Responsible investing is not what it used to be. Gone are the days when ethically-minded investors simply sought to avoid companies selling guns, drilling for oil or distilling vodka.
Today, these people are using their cash to make an impact. Rather than avoid certain industries they want to help build a better world by supporting companies that are working to make a difference.
So ethical investing has evolved into environmental, social and governance (ESG) standards, which promote transparency, health and safety, diversity, protecting the planet and eradicating poverty.
Such standards are believed to improve risk management in portfolios and could generate sustainable, long-term returns.
We asked our panel of ESG experts what they are expecting to see in this market in the next 12 months. Here are some of the replies we received.
Climate change is likely to remain at the forefront of ESG-focused investors’ minds in 2018 and Newton Investment Management expects to see more and more companies challenged on this issue.

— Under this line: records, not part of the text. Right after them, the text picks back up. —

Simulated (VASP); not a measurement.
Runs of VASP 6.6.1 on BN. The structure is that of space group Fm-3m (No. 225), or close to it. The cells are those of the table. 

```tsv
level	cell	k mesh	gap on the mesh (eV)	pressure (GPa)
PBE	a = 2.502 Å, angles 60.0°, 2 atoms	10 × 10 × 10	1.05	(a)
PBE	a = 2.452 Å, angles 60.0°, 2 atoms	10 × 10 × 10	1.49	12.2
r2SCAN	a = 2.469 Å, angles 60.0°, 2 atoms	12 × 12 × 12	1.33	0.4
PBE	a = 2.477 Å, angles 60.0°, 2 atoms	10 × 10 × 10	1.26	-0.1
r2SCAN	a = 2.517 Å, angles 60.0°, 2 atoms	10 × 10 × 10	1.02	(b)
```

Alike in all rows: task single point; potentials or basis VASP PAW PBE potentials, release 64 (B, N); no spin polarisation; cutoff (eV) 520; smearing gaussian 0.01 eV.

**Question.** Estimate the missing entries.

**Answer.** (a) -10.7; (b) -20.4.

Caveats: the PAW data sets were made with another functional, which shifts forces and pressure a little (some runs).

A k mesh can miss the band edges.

“It is not just public companies which are being held to account on this topic, but investors themselves are also being challenged to disclose what they are doing in terms of identifying and taking action on climate-related risks and opportunities,” says Rob Stewart, Newton Investment Management’s head of responsible and charity investment.
“We have received a number of client and prospect queries on this matter, and this year, for the first time, asset owners will be asked in the PRI’s annual survey to disclose how they are integrating climate thinking into their strategies.”
Invesco Perpetual is another firm that believes the topic will remain in the headlines this year.
“From climate aware funds to carbon foot printing to climate resolutions, to public commitments on divestment or investment; climate change as an investment topic has become almost as common as corporate governance,” Cathrine De Coninck-Lopez, head of ESG at Invesco Perpetual, says.
She points to commitments made by several investors at the Macron Summit in Paris in December to divest from carbon intensive oil and coal as one reason keeping this subject on the agenda. Other catalysts include companies committing to the Task Force on Climate-related Financial Disclosures (TCFD), with suggestions (but no firm evidence) that eventually this could become a legal requirement as part of European non-financial disclosures.
“Separately, local governments and cities have signed the ‘One Planet Charter’, committing to procuring green technology and energy,” De Coninck-Lopez says.
“Related to this, the European Bank for Reconstruction and Development, among others, has committed to increase financing to help facilitate this transition. In addition, in the UK, we have seen local authorities targeted by NGOs with a public register of those with the greatest fossil fuel investments.”